TWO WEIRD THINGS: Bubble burps; “I have to go punch that baby”

WHAT MAKES IT WEIRD: A spectacular blend of quirky plot, offbeat setting, and demented execution, Poor Things is joyously inappropriate. In a film where virtually nobody behaves according to convention, the heroine is someone who casts aside any semblance of decorum in favor of a life lived as she chooses. The result is an unexpected blend of Frankenstein, Big, Candide, and The Opening of Misty Beethoven.

Official trailer for Poor Things

COMMENTS: The most dreaded phase for parents rearing a child is the arrival of “Why?” The fresh, eager, and impressionable mind is hungry for understanding, and the introduction of rules, procedures, and codes of behavior puts many a child at a decision point between compliance and rebellion. Most children want to be obedient, but a good reason would sure help explain why not to just pursue the thing that they want to do.

Bella Baxter is too big to be intimidated, and too curious to be shamed into a Victorian notion of decorousness. She is utterly without inhibition, having been raised by a scientist (dubbed “God,” both an abbreviation of “Godwin” and a description of his role in her life), who himself has been trained to accept everything as potentially interesting data. (He permits her to play with a scalpel in the lab, but only on the corpses he has collected there.) She approaches the world in the manner of a bloodhound sniffing out clues, or an alien visitor eagerly seeking new data. For the record, every orifice is fair game for input, and when her self-exploration suddenly results in extraordinary pleasure, there will be nothing to hold her back. As she asks with some exasperation, “Why would anyone do anything else?”

It’s not hard to understand why Bella has such lust for life. The world in Poor Things is spectacular. From her beginnings in God’s London townhouse/mad scientist’s laboratory that would be the envy of both Victor Frankenstein and Henry Higgins, Bella embarks on a journey through a colorful, otherworldly Europe that is at once cartoonishly fantastical and richly tactile, like a steampunk Epcot. The film’s Lisbon feels like a Lego town square made manifest, Alexandria is Dante’s levels of hell as designed by M. C. Escher, and Paris is a compact, diamond-dusted curlicue of a city. She travels on a cruise ship with a starfaring silhouette and an interior borrowed from the Bradbury Building. And she meets the world with a wardrobe that seems to have been designed on a set of Fashion Plates that combine Lady Duff-Gordon with 1980s teen-girl couture. The film switches from black-and-white to color when Bella discovers the joys of sex, but it’s equally true that the world becomes more visually outrageous as she begins to venture out.
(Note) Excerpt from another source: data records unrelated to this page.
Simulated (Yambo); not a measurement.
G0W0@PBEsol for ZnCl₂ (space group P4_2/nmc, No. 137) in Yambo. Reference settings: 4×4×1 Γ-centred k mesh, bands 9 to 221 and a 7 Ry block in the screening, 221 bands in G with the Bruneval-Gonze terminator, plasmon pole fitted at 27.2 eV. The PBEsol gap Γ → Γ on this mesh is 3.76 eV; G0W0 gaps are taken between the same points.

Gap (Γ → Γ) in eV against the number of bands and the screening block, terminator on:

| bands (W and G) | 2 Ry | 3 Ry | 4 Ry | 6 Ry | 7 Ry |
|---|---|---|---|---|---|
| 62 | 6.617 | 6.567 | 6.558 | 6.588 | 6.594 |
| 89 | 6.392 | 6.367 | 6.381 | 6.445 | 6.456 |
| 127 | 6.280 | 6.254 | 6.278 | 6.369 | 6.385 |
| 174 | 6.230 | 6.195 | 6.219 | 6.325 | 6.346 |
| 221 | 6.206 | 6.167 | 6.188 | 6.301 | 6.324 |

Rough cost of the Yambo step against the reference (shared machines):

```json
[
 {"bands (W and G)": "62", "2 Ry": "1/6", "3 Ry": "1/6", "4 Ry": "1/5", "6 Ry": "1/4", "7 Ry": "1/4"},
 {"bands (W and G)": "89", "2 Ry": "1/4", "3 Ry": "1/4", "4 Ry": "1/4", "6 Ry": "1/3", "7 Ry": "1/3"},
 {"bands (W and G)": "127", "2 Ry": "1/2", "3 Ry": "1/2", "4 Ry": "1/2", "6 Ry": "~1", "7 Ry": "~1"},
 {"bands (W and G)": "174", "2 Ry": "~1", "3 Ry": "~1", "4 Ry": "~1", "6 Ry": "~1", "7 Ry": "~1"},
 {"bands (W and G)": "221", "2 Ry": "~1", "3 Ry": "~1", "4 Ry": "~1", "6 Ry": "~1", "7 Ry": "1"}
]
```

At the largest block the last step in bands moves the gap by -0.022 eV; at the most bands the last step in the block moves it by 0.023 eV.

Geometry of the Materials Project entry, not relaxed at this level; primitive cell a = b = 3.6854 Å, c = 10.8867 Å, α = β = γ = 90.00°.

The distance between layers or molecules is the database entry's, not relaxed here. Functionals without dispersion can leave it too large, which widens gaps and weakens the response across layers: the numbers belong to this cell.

The cast is uniformly good, and in its most pivotal roles, the performers achieve true greatness. Dafoe turns in one of his sweetest performances despite the fact that many of his actions are positively monstrous. He’s an outlandish version of the father who puts his children through hell because hardship built his character, and he can’t imagine why it wouldn’t work for everyone else. Meanwhile, Ruffalo is fascinating, doing work completely unlike anything else on his résumé. It’s fair to argue that he’s wildly miscast as a venal, lascivious scoundrel, but his inappropriateness for the role only heightens his impact. His journey from an amoral spendthrift who can hardly believe his luck at finding someone willing to believe his claims of superior sexual prowess to a petty, vengeance-seeking rodent is riotous.

Towering over everything is the monumental performance by Stone. Her eyebrows alone convey wonder and a hint of menace. She throws her body around like a newborn foal, gawky and out of sync with her racing brain. Her language is spectacular, pairing a child’s need to label with a deep intelligence; her description of sex as “furious jumping” is the best example. And she literally exposes her body to a degree almost unmatched by an actor of her stature. It’s almost clichéd to call her work “brave,” particularly in light of the extremely high level of sexuality she embodies. (Roget’s choice for the best word to describe the amount of Stone’s nudity and sexual situations in Poor Things: “copious.”) But sex is just one facet of the unusual and fascinating character Stone builds before our very eyes over the course of the film. She pulls off the trick of demonstrating her growth and eventual maturity in a way that feels natural and unforced, while maintaining her confidence and assuredness even when she dabbles in more mundane adventures, like marriage. (Youssef’s limp Max is understandably passive in the face of Bella’s supreme self-possession.) What some critics might accuse of being performative feminism feels more like respectful admiration for human potential, unencumbered by repression and dismissive of sexism. Bella is Bella, and she’s not inviting you to be Bella, but rather to let you be you.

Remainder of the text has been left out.